The failure to break the cycle of violence has not, however, hampered the sub-discipline of Conflict Resolution (CR) from developing autonomous research platforms. And, despite the manner in which international relations have transformed since the end of the Cold War and following the 11 September attacks, and the near still-birth of CR, the 2008 election of Obama signalled a readiness for the US to collaborate closely with other states in search for more peaceful solutions to international crises, a point which has reinvigorated CR.
Bearing witness to such recent changes to the field, Ramsbotham, Woodhouse and Miall embark on an attempt to revise previous works on CR through the introduction of their third edition of Contemporary Conflict Resolution which brings new research findings and the latest empirical data into a comprehensive, flowing volume. This work provides a detailed exploration of an international phenomenon and is rooted on invoking social change in terms of understanding conflict as ‘the pursuit of incompatible goals by different groups,’ and resolution simply as ‘behaviour [is] no longer violent, attitudes [are] no longer hostile, and the structure of the conflict [has been] changed.’
Similarly to the first and second editions, the authors have designed the same pattern of the book structure. Twenty chapters are equally distributed in two main parts and comprise a holistic overview of the field. Written largely in an easy to follow language, its first part is organised as a summation of the evolution, and a theoretical survey, of the subject matter.
The second part shifts away from more orthodox conflict resolution and explores new dimensions which include such areas as: art and popular culture, media and modern communications, public discourses and language intractability. This section of the work has particular chapters devoted to unpacking such themes in an innovative and very thoughtful manner.
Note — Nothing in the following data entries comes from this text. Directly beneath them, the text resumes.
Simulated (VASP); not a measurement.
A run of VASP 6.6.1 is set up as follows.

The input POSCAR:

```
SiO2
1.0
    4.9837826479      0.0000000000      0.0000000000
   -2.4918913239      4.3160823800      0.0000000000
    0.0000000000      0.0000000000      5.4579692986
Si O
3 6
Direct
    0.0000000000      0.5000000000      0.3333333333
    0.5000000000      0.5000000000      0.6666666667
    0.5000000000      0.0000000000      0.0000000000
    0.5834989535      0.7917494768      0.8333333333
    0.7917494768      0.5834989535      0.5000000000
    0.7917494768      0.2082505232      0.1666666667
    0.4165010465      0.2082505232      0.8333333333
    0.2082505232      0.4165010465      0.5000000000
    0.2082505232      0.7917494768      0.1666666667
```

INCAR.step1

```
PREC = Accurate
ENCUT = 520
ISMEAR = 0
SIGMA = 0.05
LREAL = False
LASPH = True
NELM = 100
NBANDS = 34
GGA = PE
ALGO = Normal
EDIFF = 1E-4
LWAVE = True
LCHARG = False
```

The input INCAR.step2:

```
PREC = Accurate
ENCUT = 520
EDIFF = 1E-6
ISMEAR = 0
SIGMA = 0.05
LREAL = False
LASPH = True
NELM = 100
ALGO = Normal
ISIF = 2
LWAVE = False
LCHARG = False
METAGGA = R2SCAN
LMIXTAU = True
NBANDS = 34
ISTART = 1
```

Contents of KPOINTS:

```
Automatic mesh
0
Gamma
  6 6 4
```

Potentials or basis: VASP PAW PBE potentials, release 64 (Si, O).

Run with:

Spatial arguments also form an important pillar of this work and the authors (successfully) argue that conflicts are not rooted only in a local or even regional context. Instead, they may produce immediate, global reverberations thanks, in part, to globalisation. This reinforces their convictions which prioritise so-called ‘Cosmopolitan Conflict Resolution’ which, ‘indicate the need for an approach that is not situated within any particular state, society or established site of power, but rather promotes constructive means of handling conflict at local through to global levels in the interests of humanity.’
Each chapter includes vital empirical insights via well-document case-studies, analysis and substantiation of each discussion. The setting of adequate sign posts – in such an immense text – provides helpful guidance to readers and assists develop the historical evolution of the subject and avoid confusions through the richness of details.
It is also worth noting that this work thoroughly discusses the role of modern technologies in conflict resolution. Over the past decades theoreticians and practitioners alike have tested a variety of approaches to explore the causes and effects of violence in order to design effective techniques for peacefully addressing the problem.
Finally, this work delivers on its promise because it describes Conflict Resolution both as a scientific discipline and in more practical terms. Drawing on interdisciplinary scholarship, it accounts for conflict resolution broadly and presents the collection of achievements the field has yielded thus far and the set-backs it struggles to repair. The book is a useful handbook for researchers, practitioners and policymakers. It serves as guidance for further understanding the evolutionary processes of conflict resolution as well as its current standing.